“Fun with letters and states- let’s quiz each other’s knowledge!” called Ken cheerfully. “Quiz # 1, how many letters in the alphabet are not used at the beginning of a state?” We were on a back road without much traffic. It was even quiet enough to talk. To pass the endless miles of flat, agricultural land (mainly rice and cattle) we played guessing games. We tried to name as many state capitals as we could, we even tried to figure out how many two letter words we could make using the first letters of states and their capitals. For example the Texas combination makes the word AT. Very exciting. We also tried to name as many countries beginning with a given letter. But we were trying to name obscure places like Myanmar and Omen, so we missed obvious countries like Iraq, Italy, Iran and Germany. I guess that means that we haven’t been watching much soccer or political debates! We also had long arguments, such as the status of Singapore. Is it a country? If you think that this is boring, you are correct! But it ought to give you the impression of what life is like on the road. Usually there isn’t much to do other than peddle and watch out for cars. And of course to mull over complicated academic theories. If Einstein had been a long distance cyclist he’d have had enough time to himself to come up with even more revolutionary discoveries.
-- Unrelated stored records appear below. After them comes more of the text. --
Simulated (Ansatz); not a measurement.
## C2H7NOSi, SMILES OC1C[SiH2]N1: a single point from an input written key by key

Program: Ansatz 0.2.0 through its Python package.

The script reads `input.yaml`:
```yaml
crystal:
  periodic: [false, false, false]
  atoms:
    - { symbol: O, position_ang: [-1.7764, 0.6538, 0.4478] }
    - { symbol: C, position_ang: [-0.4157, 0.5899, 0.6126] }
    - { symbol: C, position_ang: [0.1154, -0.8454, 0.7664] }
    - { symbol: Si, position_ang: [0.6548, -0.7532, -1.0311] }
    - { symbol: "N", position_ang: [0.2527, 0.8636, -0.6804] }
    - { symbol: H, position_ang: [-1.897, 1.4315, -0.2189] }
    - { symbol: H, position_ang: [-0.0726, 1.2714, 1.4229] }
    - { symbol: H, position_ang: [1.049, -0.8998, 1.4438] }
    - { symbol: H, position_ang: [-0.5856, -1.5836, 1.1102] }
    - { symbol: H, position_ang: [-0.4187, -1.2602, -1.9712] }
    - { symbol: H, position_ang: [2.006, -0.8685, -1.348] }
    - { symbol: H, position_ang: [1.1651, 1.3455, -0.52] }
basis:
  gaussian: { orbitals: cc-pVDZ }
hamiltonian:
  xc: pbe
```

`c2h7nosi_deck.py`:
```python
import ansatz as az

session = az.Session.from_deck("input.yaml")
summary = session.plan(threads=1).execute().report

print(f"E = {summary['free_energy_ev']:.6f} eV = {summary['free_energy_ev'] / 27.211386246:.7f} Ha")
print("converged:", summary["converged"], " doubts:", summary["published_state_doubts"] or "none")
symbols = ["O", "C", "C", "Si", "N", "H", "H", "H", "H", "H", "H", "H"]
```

Malkolm is cycling on! He is now cycling from Alaska to Washington DC, and then continuing on to the UN Climate Change conference in Cancun in December.
It all started with Bird Year, Malkolm and his parents' year-long, fossil-fuel-free journey in search of birds. Cycling a total of 13,133 miles (21,144 km), they identified 548 different bird species and raised more than $25,000 for bird conservation. Bird Year turned them into confirmed cyclists and taught them that climate change was more serious than they had thought.
In 2009, Malkolm biked from Whitehorse to Ottawa as a part of Pedal for the Planet: the project called for the Canadian Government to become a leader in the struggle to come to grips with climate change. The Harper Government did not even meet with the young cyclists.
Malkolm is now 18 and just finished high school. On August 24, he dipped his foot in the Pacific Ocean in Skagway, Alaska. Then headed up and over the White Pass to the Alaska Highway on his journey to Washington and on to Cancun.